In the past few years, Australia’s television networks have seen their ratings and advertising revenue steadily declining. Network Ten has fared worst among the “Big Three”, with its schedule often drawing less viewers than the nation’s public service broadcaster, the ABC. To win back audiences, Ten has joined the trend of “event television” in producing a mini-series about one Peter Geoffrey Brock.

“Brockie”, as he was affectionately known, is to Australian motor racing what Michael Jordan is to basketball, or Sachin Tendulkar to cricket. In his long racing career, he secured three Australian Touring Car Championships, ten Sandown 500 class victories and nine wins at the Bathurst 1000, Australia’s premier motorsport event. Though his name is synonymous with the Holden brand, Brock was universally loved by racing fans, and his tragic death in 2006 – the same week as another Australian icon, Steve Irwin – led to a national outpouring of grief.
The first part of the drama begins pretty much where Brock’s (Matthew Le Nevez) career does – racing an Austin A30 across country Victoria during the 1960s. His driving is good enough to earn the attention of Harry Hart (Steve “Goose” Bisley), the head of the Holden Dealer Team. Hart recruits Brock as a co-driver for the 1969 Bathurst 500 (as it was then known), with his car finishing third in that year’s race. The same episode details Brock’s short-lived marriage to model Michelle Downes (Kirsty Lee-Allan) and his rivalry with Canadian driver and Ford poster-boy Allan Moffat (Brendan Cowell).
The second episode provides a greater insight into Brock’s complex character. After entering into a relationship with Beverly McIntosh (Ella Scott Lynch), Brock undergoes a spiritual cleansing which changes his outlook on life. He becomes a vegetarian, gives up alcohol and is made manager of the Holden Dealer Team. But his reputation as “Peter Perfect” is tarnished after his promotion of the “Energy Polarizer”, a cure-all engine device with no scientific merit. The fallout sees a very public feud with Holden, ending with Brock blacklisted by the company.
Biographical dramas like this one are hardly a new phenomenon. Network Ten can be considered a pioneer of the formula, having first aired The Dismissal – a dramatisation of Prime Minister Gough Whitlam’s sacking – back in 1983. Ten also begat the modern resurgence of such programmes after producing the telemovie Hawke in 2010. Since then the other networks in Australia’s “Big Three”, Nine and Seven, have produced their own dramas based on real-life figures, as has the ABC.

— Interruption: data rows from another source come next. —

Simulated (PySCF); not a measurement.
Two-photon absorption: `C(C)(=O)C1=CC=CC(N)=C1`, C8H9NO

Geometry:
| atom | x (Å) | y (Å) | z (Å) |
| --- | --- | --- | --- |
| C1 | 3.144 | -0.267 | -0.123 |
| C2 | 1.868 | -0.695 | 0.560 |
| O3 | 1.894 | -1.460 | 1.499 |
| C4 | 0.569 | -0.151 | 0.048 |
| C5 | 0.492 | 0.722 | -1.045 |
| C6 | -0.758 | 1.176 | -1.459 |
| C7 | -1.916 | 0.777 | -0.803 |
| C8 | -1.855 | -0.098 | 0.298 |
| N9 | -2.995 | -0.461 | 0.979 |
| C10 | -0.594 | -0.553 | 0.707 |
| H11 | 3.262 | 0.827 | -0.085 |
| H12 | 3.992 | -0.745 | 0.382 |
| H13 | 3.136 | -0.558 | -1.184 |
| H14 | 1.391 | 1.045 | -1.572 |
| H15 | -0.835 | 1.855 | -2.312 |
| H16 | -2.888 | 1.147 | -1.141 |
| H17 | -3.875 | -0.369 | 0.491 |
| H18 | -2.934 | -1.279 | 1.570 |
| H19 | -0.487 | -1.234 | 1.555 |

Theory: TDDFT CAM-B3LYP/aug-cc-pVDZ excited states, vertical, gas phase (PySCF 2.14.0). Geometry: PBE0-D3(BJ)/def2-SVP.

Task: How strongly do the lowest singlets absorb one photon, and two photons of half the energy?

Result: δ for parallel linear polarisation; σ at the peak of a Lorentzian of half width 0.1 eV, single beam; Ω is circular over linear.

Brock is probably the least compelling of the so-called television events because it has nothing new to say, either about the man himself or the period in which the series takes place. Everything said about Brock here is hardly revelatory, with no great insight into his personality. The characters do talk briefly about the rivalry between Holden and Ford, but it has so little impact on the plot that it may as well be overlooked.
It doesn’t help that the actor portraying Peter Brock is about as charismatic as a plank of wood. Brockie was beloved because he was marketable, affable and energetic, the perfect antidote to the humble, humourless Allan Moffat. Yet he had a darker side hidden away from the public – he was selfish, an adulterer and accused of domestic abuse. None of this comes through in Matthew Le Nevez’s performance, who fails to convey the complexities of Brock’s character.
One also gets the impression that Moffat’s character has been short-shifted. The relationship between Brock and Moffat is far more fascinating than the mini-series makes it out to be – the two ended up becoming close friends, even racing together during the 1986 Bathurst 1000. The opportunity was there to position Brock as a study of conflicting personalities, akin to the Ron Howard film Rush, and it was squandered. Instead, Moffat serves as nothing more than a footnote.
Event television is supposed to showcase the best a network has to offer. The Brock mini-series is anything but, hardly befitting of its legendary namesake. With content like this, it’s no wonder Network Ten is in the doldrums.